Marg Mowczko writes about a woman who wept when reading the many masculine pronouns in
1 Corinthians in her 1984 NIV. She asked, “Where am I in the text?”
Marg herself admits to a similar issue with nouns: “Masculine nouns, such as ‘brothers’
when the meaning is ‘brothers and sisters,’ effectively distance women from the
text.” She finds the book of Hebrews much less personally relevant when she reads it in the ESV.
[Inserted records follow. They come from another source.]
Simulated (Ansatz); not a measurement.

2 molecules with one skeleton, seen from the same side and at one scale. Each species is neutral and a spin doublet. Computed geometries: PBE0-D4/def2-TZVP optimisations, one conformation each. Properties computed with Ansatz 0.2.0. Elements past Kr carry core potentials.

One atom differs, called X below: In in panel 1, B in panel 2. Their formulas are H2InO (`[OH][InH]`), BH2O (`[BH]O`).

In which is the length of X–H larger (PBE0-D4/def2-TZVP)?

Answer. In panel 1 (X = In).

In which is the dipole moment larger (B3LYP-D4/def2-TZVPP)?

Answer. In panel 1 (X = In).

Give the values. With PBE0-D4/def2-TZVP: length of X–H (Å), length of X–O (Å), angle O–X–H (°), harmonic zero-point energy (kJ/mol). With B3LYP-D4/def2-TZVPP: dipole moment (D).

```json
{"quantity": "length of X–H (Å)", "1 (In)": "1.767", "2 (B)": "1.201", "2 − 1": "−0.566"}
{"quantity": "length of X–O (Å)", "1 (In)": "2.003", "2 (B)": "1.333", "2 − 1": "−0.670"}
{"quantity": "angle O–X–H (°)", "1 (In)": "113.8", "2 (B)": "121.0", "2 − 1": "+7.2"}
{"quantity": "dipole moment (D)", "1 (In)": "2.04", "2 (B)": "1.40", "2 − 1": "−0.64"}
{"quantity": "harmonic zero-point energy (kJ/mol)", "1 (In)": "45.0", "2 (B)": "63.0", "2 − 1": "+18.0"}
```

Accordingly, Marg prefers the TNIV, which uses more
gender-inclusive language, giving women the prominence in the text which it is
thought they need and deserve.
But since the question of distance from the text is being
raised, let’s explore that a bit.
A Recipe for Disappointment
So how is it that equality between the sexes has become such a hobby-horse? How is it that, after literally centuries of serviceability, insufficiently-inclusive nouns and pronouns have suddenly acquired this magic ability to estrange Christian readers from their English Bibles? The commonest of common little words, many of them only three or four letters long. That is a pretty awesome power for a fleeting cultural trend to wield against the people of God. Meanwhile, cultural, circumstantial, national and historical differences between ourselves and the people we read about in the scriptures are so vast they absolutely dwarf perceived gender differences. We are
straining at gnats while swallowing a train of camels.
If my enjoyment of the Bible is conditioned primarily on my ability
to find myself in the text, I am going to be disappointed on a regular
basis. If the standard by which I measure the relevance of Hebrews depends
on my ability to find myself in it, I too will find it “unpleasant and
disconcerting” to read.
Someone Else’s Mail
In fact, much of the time when we open our Bibles, the
answer to “Where am I in the text?” is “Nowhere obvious.” This remains the
case regardless of whether I am male or female. At the interpretation level,
Bible study is almost always an exercise in reading someone else’s mail.
Some examples follow:
• Jewish Mail
Matthew, James and Hebrews are someone else’s mail, for
reasons that have nothing whatsoever to do with masculine nouns or pronouns. God
never spoke to my “fathers” by the prophets. I do not belong to any of the
twelve tribes in the Dispersion. These books are written from a Jewish perspective to fellow Jews separated from us by considerable time and space; in the case of Hebrews, Jews struggling with issues which are not and will never be a problem for modern Christians in the West. The Jewishness of Hebrews in particular introduces numerous cultural, theological and linguistic issues that, at least on the interpretive level, appear quite irrelevant to me. I couldn’t “find myself” in the text of Hebrews if you gave me a bloodhound, but I can still get lots out of reading it.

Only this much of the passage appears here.